Transport Select Committee calls for 5 year fund for Pot Hole Repairs.
Earlier this month, the Transport Select Committee published a report ‘Local roads funding and maintenance: filling the gap’. It concludes with recommendations that a 5 year ‘front loaded’ Pot Hole Repair funding settlement is required to deal with the problem of potholes on local roads.
Local roads comprise over 97% of total road network length and carry two-thirds of motor traffic and almost all cyclist movements. Nearly all road journeys start and finish on local roads, yet the report also notes that local government funding has fallen by nearly 25% since 2010.
Support from FTA notes scale of the issue
FTA (Freight Transport Association) Head of Policy Christopher Snelling backed up the sentiment of the report:
“As the business organisation representing the logistics sector, FTA fully supports the Transport Select Committee’s calls for a five-year pothole repair fund; the road network has been subject to chronic underinvestment for many years.”
He went further, offering criticism of spending policy and questioning where the money might come from, “Taxes on UK road transport are the highest in Europe, yet our roads continue to be underfunded; HGVs alone pay enough tax to pay for more than 90 per cent of the current amount spent on road maintenance in the UK.

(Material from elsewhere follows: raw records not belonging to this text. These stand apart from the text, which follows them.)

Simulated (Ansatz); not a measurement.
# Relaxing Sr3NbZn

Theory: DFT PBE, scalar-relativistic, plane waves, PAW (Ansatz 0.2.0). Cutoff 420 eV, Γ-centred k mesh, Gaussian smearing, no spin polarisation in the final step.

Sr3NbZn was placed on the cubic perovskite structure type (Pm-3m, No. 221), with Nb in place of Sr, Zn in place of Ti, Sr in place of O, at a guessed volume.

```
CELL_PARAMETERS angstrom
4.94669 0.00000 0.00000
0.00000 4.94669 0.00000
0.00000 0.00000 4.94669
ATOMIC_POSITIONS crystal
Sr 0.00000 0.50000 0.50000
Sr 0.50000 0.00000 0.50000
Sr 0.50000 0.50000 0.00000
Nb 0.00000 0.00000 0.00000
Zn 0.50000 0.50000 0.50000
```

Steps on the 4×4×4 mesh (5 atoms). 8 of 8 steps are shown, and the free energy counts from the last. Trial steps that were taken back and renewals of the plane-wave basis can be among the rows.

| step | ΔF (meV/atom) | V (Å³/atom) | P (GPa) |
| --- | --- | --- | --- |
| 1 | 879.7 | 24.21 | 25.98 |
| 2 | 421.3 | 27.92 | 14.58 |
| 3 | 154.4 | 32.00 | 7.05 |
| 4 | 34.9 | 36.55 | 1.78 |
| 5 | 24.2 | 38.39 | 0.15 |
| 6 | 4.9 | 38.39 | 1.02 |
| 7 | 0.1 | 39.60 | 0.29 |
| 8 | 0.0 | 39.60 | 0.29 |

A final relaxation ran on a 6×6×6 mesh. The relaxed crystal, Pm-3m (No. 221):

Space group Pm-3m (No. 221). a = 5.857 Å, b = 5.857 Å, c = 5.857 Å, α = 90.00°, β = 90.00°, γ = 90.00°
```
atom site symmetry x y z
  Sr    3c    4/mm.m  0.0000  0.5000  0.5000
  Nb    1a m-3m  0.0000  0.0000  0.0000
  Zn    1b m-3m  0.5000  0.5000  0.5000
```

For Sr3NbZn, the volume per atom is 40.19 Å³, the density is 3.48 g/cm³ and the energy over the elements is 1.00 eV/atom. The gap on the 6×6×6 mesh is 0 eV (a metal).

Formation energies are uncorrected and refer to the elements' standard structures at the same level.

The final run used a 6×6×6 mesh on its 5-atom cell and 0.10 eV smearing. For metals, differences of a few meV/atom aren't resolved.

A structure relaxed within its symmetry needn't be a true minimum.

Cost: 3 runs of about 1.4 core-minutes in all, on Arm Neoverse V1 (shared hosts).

“While this funding would play a vital role in improving the nation’s road network, it would not offer a complete solution; estimates show it would cost £9.79 billion and take ten years for highways departments in England and Wales to catch up on the road repairs needed*. This investment must be viewed as part of a more comprehensive, long-term road improvement strategy.”
‘Make do and mend’ approach costing the tax payer
It is estimated that 2.2 million potholes are repaired every 12 months in the UK – at a staggering cost of around £120m. The Transport Select Committee report suggests that a new strategy needs to be encouraged. Characterising the current practice undertaken by Local Authorities of simply filling pot holes in already exhausted surface as ‘make do and mend’, the report points to the economic repercussions of not having a proactive policy in place. The report summary notes: “It undermines local economic performance and results in direct costs to taxpayers—either through rising costs of deferred work or through a mend and make do approach that does not represent good value for money in the long-term.”
Cost of repairs to vehicles caused by pot holes increasing
For motorists, the costs of repair to their vehicles has also risen, with a 2018 survey by KWIK FIT suggesting that £915m worth of damage had been done to UK drivers’ vehicles. Naturally this represents a significant operational cost to commercial drivers and HGV operators who will need to factor repair costs as well as ‘down time’ when their commercial vehicles cannot be used due to being at the garage. But with the touted Pothole Repair strategy likely to require in excess of £10 billion to address, there are doubts as to whether the situation is likely to ease anytime soon.